Electronic – Tiny Code for dumping Flash Memory

assemblycembeddedfirmwaremicrocontroller

I'm trying to write as tiny code as possible to extract the firmware of Infineon's XMC4500 microcontroller.

The code must fit into a 30 byte buffer which allows me to have 15 machine instructions using Thumb 16-bit instruction set.

Starting with C my attempt is to dump flash memory through a single GPIO pin (see original question) following this nifty trick.

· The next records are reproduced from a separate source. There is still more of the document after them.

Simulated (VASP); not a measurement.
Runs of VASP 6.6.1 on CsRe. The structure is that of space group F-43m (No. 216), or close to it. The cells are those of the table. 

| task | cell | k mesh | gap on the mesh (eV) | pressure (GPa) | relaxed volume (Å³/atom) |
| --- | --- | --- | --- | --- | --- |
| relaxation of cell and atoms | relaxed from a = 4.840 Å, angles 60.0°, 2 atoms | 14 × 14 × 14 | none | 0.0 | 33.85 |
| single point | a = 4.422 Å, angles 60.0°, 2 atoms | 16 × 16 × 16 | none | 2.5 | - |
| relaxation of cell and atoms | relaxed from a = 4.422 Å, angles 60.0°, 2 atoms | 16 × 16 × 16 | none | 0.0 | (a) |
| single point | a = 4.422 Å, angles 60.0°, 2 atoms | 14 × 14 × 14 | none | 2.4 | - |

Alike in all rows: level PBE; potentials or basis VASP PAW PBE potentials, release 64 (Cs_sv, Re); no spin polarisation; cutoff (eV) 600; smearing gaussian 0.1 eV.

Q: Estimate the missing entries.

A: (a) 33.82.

Basically what I'm doing is:

  1. Setup the GPIO pin directions to output
  2. Blink LED1 (pin 1.1) with a clock (SPI serial clock)
  3. Blink LED2 (pin 1.0) with data bits (SPI MOSI)
  4. Sniff pins with a logic analyzer

EDIT:

  1. UPDATE C CODE BLOCK
  2. ADD ASSEMBLY CODE BLOCK
#include "XMC4500.h"

void main() {
  // start dumping at memory address 0x00000000
  unsigned int* p = (uint32_t *)(0x0u);

  // configure port1 output (push-pull)
  PORT1->IOCR0 = 0x8080u;

  for(;;) {
    int i = 32;

    int data = *(p++);

    do {
      // clock low
      PORT1->OUT = 0x0;

      // clock high with data bits
      PORT1->OUT = 0x2u | data;

      data >>= 1;

    } while (--i > 0);
  }
}
main:
    ; PORT1->IOCR0 = 0x8080UL
    ldr r1, =0x48028100 ; load port1 base address to R1
    movw r2, #0x8080 ; move 0x8080 to R2
    str r2, [r1, #0x10]

main_1:
    ; start copying at address 0x00000000
    ; R12 is known to be zeroed
    ldr.w r2, [r12], #0x4 ; int data = *(p++)
    movs r3, #32 ; int i = 32

main_2:
    ; PORT1->OUT = 0x0
    ; clock low
    ; R12 is known to be zeroed
    str r12, [r1]

    ; PORT1->OUT = 0x2 | data
    ; clock high with data bits
    orr r4, r2, #0x2
    str r4, [r1]

    asrs r2, r2, #0x1 ; data >>= 1

    subs r3, r3, #0x1 ; i--
    bne.n main_2 ; while (--i > 0)
    b.n main_1 ; while(true)

However code size is still too big to meet my requirements.

Is there anything I can do to further shrink down my code? Anything that can be optimized or left out?

Best Answer

I'm not used to program for ARM processors and don't know which compiler you use, so maybe the proposed changes does nothing at all, but hey, at least let's try!

1-Inline your functions:

A good compiler should already inline a function if optimizations are well set, but it's worth to inline it so you remove the call's and ret's

2-Avoid branching:

In some architectures an IF can be translated in: load, test, branch, three instructions, if you can do it without branching it can use less instructions.

So, the proposed code is:

    int main() 
    {
      // start dumping at memory address 0x08000000
      unsigned int *p;
      int i;

      p = (uint32_t *)(0x08000000u);

      // configure pin 1.0 and pin 1.1 as output (push-pull)
      PORT1->IOCR0 = 0x8080UL;

      do
      {
        for (i = 0; i < 32; i++)
        {
          // set pin 1.1 to low (SPI clock)
          PORT1->OUT &= (~0x2UL);
          PORT1->OUT = (PORT1->OUT & 0xFFFE) | (data & 0x01)
          PORT1->OUT |= 0x2UL;
          data >>= 1;
        }

      }while(p++)
    }

Give it a try and comment the results.